Art-U Room
Closes in 11 days
Often in art, one man's trash is another man's treasure. Art-U Room is currently showing the Vietnamese artist Vu Dan Tan's first Japanese solo exhibition, which takes paper recycling to a new level. As art materials were a scarce luxury during the Vietnam War, Vu, instead, collected discarded cigarette cartons, film boxes and candy wrappers.
Shaping this detritus with a knife and folding the pieces together, he crafted ethnic masks and animals based on Chinese and Greek mythological creatures and displayed them inside wooden cases that were commonly used by street merchants at the time. A self taught artist, the 60-year-old Vu purposely uses the original cigarette trademarks and brand designs as an integral part of the piece so that they show traces of their "former life."

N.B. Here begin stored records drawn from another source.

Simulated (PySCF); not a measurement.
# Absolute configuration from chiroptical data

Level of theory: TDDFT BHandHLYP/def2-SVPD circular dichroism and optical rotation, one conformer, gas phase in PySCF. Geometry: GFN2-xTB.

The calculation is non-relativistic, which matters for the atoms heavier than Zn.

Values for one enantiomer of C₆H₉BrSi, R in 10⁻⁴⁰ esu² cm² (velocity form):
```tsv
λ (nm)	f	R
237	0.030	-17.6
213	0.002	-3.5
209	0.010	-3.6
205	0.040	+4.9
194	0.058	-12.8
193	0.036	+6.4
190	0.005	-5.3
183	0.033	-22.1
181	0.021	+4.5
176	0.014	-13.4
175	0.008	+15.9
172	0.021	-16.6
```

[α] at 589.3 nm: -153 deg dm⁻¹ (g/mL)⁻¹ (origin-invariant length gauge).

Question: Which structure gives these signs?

"Suitcases of a Pilgrim" is a comprehensive exhibition, showing a variety of works from 1992 to the present. Vu currently resides among fashion stores on Hang Bong Street in Hanoi's shopping district, and their influence has seeped into his artwork. In 2000, he ceased making masks and started crafting elaborate dresses and undergarments out of brown cardboard boxes. The wings attached to some are a reference to Vu's reoccurring theme of Icarus' flight toward the sun and fall to his death.
Vu made 30 new boxed masks specifically for the Art-U exhibition, with "Reincarnation" painted on each as he is returning to his old style. Laboriously intricate and ornate, each sculpture is an imaginative blend of traditional Vietnamese street vendor culture and art world finesse.